A report from the New South Wales Auditor General has called for the removal of warning signs before mobile speed cameras, arguing they "reduce the perceived risk of detection".
The report, simply titled Mobile Speed Cameras, highlighted the combination of "covert and unconcealed" mobile speed cameras in Victoria – where warning signs aren't required – as a model to hit more motorists with speeding fines. According to the report, the number of infringements recorded in Victoria and Queensland are much higher than in NSW.
"General speed surveys indicate 28 per cent of drivers travel at up to 10km/h over the limit and over five per cent, or one in 20 drivers, at more than 10km/h over," the report says.
"However less than 0.1 per cent, or one in 1,000 drivers, that pass a mobile speed camera in NSW is fined," it goes on, suggesting the cameras aren't actually having an impact on round-the-clock driver behaviour.
Since 2014, the number of speed-related fatalities in New South Wales has grown from 127 per year to 159.
Over the year-long period leading up to October 18, 2018 – the date of the report's release – there had been 361 lives lost on New South Wales roads, up from 333 over the equivalent period in 2017.
In Victoria, apparent gold standard for mobile speed enforcement, the annual toll has fluctuated between 282 and 243 since 2012, with 259 people killed last year.
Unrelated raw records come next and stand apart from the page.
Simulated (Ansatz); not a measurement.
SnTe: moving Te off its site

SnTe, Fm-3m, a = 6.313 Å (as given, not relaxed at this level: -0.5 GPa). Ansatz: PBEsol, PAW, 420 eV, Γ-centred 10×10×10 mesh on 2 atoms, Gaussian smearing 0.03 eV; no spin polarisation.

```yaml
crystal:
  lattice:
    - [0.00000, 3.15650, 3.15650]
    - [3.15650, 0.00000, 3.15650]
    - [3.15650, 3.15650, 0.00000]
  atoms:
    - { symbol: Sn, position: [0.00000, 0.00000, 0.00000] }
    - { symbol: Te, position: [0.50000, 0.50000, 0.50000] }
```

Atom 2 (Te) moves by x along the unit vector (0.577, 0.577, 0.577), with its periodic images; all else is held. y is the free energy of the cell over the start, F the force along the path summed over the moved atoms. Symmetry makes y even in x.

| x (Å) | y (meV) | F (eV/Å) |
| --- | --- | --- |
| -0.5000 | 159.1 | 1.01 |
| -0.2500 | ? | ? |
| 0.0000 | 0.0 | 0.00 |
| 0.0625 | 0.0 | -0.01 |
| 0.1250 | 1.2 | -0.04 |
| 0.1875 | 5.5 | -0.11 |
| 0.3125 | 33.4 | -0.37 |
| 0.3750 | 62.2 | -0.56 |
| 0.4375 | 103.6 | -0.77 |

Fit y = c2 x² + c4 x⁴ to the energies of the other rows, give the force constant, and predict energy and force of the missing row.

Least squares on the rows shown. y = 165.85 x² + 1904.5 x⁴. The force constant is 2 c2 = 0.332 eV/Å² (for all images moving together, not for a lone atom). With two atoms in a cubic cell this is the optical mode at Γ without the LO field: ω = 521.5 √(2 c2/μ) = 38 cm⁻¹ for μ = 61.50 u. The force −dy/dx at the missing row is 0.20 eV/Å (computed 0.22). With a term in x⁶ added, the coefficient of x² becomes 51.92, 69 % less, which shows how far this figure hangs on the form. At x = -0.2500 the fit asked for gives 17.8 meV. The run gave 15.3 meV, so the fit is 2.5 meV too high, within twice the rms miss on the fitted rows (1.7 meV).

It did argue, however, there's firm "evidence of a reduction in fatal and serious crashes at the 30 best-performing mobile speed camera locations" in New South Wales.
We've contacted Melinda Pavey, NSW Minister for Roads, to see if her office is considering adopting the changes, but hadn't received a reply at the time of publication.
Although more than 1000 sites are technically ready for mobile speed cameras in NSW, just 650 were used between June and December last year.